Ethics

Will lawmakers cede control in order to clean up Albany?

Reformers want the judiciary to make more appointments on a proposed state ethics commission.

Assembly Judiciary Committee Chair  Jeffrey Dinowitz.

Assembly Judiciary Committee Chair Jeffrey Dinowitz. Hands Pennink/AP/Shutterstock

State lawmakers have three months to realize their goal to replace the much-criticized Joint Commission on Public Ethics by the end of 2021. That is because they aim to do this through the state constitutional amendment process, which requires that lawmakers pass the proposal again next year before it could go to voters. 

Dozens of lawmakers have signed on to the proposal, but at the Capitol on Wednesday supporters said they are still short of the critical mass of support they need to move the idea forward. A key reason why is a provision that would give the judicial branch seven appointments to the proposed 13-member Government Integrity Commission. The governor would get two, and each legislative conference leader would get one. 

“The composition of this commission is questionable,” said Assembly Judiciary Committee Chair Jeffrey Dinowitz, a co-sponsor whose committee oversees the bill. “Whether there's going to be a vote on this session, I really don’t know.”

The proposed amendment would require lawmakers to cede a lot of control over ethics oversight to the judiciary – a big break from the current system, in which legislative leaders and the governor control appointments to JCOPE and another ethics agency that oversees them. While the new role for the judiciary is not the only controversial provision in the proposal, the independence that judges would bring to ethics oversight is a key part of the argument that lawmakers are making to convince their colleagues to back ethics reforms with just three months to go until the legislative session ends June 3. 

“Time is of the essence,” Assemblyman Robert Carroll of Brooklyn, who is sponsoring the proposal with state Sen. Liz Krueger of Manhattan, said at a Wednesday press conference in the Capitol. “We must pass this amendment. Democracy and transparency should not put fear in our hearts. Sunlight is the best disinfectant.” He was joined by other lawmakers and good government organizations like the New York Public Interest Research Group, Reinvent Albany and Citizens Union, which are joining the push to get more lawmakers on board.

Ever since JCOPE and the Legislative Ethics Commission (which lawmakers control) were established in 2011, they have been criticized by lawmakers, activists and the media for a lack of independent and investigatory rigor. By replacing these bodies with the proposed Government Integrity Commission – which would also oversee the enforcement of campaign finance laws – state ethics enforcement would be less vulnerable to political meddling, according to Evan Davis, an attorney and former counsel to Gov. Mario Cuomo. “I don't think a judge is going to and tell the commissioner: ‘I want you to go easy on this guy,’” said Davis, who was among the advocates at the Capitol supporting the proposal on Wednesday.

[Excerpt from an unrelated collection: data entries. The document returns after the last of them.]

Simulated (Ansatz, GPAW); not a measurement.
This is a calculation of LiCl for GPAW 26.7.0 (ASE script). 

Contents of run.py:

A bipartisan majority of state senators and about three dozen members of the Assembly have signed on as co-sponsors, but that does not mean the bill is going to pass anytime soon. The matter is on the legislative back burner as budget talks continue and as state Attorney General Letitia James reviews the proposal, a standard part of the multi-step legislative process to pass a constitutional amendment. While lawmakers first submitted a bill last year, its sponsors still have to wrangle more support from their colleagues before legislative leaders will allow their full conferences to discuss it. If all goes well, the state Senate Judiciary Committee could advance it in the coming months. “I think it is on track,” said state Sen. Brad Hoylman, the committee’s chairman.

Getting to that point, however, will require that supporters rally more support. “I can't say that there's been a huge groundswell of support,” Dinowitz said. “I haven't had members coming to me to ask to move the bill.” If dozens of more lawmakers did get behind the proposal, its success would still depend on state Senate Majority Leader Andrea Stewart-Cousins and Assembly Speaker Carl Heastie deciding that a new investigative body that they do not control is better than the status quo. 

Calls to reform JCOPE have also grown in the wake of recent scandals that have raised new questions about its independence. A 2019 investigation by the Times Union reported that Gov. Andrew Cuomo, for example, had received details of a confidential JCOPE hearing investigating his former aide Joseph Percoco, who is currently serving a sentence for a federal bribery conviction. JCOPE has also faced criticism for its handling of sexual harassment cases and its decisions to pursue an investigation into spending by an activist who pushed for passage of the Child Victims Act. Stewart-Cousins cited ongoing dysfunction in JCOPE as the reason why she has not appointed an additional commissioner to its board. 

Giving judges a majority of the appointments to the new commission would be the type of change necessary to restore confidence in the state’s ability to ensure public officials act ethically, according to Davis, who has studied how other states have pursued similar goals. “This is stronger than other states,” he said of the proposal to give judges appointments to the commission. “You have to do (this) if you're trying to build confidence and working from a place where nobody has any confidence.” 

But a desire to improve ethics enforcement is not the same as supporting the proposed amendment in its current form, which Dinowitz said raises constitutional concerns over the balance of power in state government. “I think if this ever came before the Assembly, it would be in a different form,” he said. The governor appoints the chief judge and the presiding justices of the state appellate divisions. They might not be as independent of the executive branch as the proposal intends, he added.

Discussions of the bill could also hinge on lawmakers’ appetite for making it easier to fire employees of the Legislature (as well as the executive branch staffers) for misconduct. The success of the commission would also depend on whether a provision survives that would mandate that the new commission receives a level of funding each year that is roughly five times what JCOPE currently gets.

At least one aspect of lawmakers’ latest ethics push is already clear. Even though they could make the changes they want through the normal legislative process, passing a constitutional amendment has strategic benefits. They are hard to pass, but they are also hard to undo. There is also an important political consideration, according to Krueger. “I actually think Gov. Cuomo is the one person who might like the way it's working now,” she said. “And he doesn't get a vote in a constitutional amendment.”